Location.search "Melbourne", :order => :state
User.search :conditions => {:role_id => 2}, :order => "name ASC"
Keep in mind that if you use a string, you must specify the direction (ASC or DESC) else Sphinx won’t return any results. If you use a symbol then Thinking Sphinx assumes ASC, but if you wish to state otherwise, use the :sort_mode option:
Location.search "Melbourne", :order => :state, :sort_mode => :desc
Of course, there are other sort modes - check out the Sphinx documentation for that level of detail though.

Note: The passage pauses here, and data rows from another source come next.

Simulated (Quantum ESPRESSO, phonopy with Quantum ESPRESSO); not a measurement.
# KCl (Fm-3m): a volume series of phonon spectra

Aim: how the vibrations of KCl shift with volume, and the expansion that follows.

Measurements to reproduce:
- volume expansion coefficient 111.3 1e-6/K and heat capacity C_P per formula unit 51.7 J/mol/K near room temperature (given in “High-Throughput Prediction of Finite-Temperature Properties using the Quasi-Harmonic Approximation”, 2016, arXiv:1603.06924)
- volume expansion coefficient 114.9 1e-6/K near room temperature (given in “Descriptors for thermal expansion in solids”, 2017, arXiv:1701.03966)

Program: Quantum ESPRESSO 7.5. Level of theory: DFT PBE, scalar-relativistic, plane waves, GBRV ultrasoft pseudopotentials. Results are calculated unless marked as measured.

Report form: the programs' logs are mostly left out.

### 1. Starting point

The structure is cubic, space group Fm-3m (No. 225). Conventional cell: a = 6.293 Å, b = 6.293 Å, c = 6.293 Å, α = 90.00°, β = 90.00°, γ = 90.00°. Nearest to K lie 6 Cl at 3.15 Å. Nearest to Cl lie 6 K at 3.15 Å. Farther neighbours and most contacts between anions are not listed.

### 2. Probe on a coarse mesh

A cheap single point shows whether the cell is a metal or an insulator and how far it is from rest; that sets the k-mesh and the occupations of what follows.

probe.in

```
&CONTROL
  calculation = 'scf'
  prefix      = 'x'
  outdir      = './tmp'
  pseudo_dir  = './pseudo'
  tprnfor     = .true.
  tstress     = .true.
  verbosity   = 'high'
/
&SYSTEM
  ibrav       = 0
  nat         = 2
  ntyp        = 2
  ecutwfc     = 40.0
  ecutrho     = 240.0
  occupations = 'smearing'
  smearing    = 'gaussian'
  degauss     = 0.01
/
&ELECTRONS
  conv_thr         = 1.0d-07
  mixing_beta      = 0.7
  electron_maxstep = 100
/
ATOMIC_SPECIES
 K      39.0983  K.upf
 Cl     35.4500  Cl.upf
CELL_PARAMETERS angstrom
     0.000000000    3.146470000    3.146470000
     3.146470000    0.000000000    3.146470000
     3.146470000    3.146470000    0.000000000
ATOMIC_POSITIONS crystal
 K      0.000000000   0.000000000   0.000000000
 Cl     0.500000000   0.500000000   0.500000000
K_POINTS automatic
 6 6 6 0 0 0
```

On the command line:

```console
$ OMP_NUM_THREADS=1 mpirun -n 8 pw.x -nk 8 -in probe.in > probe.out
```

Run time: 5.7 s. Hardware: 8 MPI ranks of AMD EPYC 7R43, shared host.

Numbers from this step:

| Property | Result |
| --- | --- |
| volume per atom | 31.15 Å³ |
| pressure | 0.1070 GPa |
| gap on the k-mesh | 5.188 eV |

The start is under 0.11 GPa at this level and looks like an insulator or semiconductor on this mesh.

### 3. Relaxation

If desired, you can sort by a column in your model instead of a sphinx field or attribute. This sort only applies to the current page, so is most useful when performing a search with a single page of results.
User.search("pat", :sql_order => "name")
Grouping
For this you can use the group_by, group_clause and group_function options - which are all directly linked to Sphinx’s expectations. No magic from Thinking Sphinx. It can get a little tricky, so make sure you read all the relevant documentation first.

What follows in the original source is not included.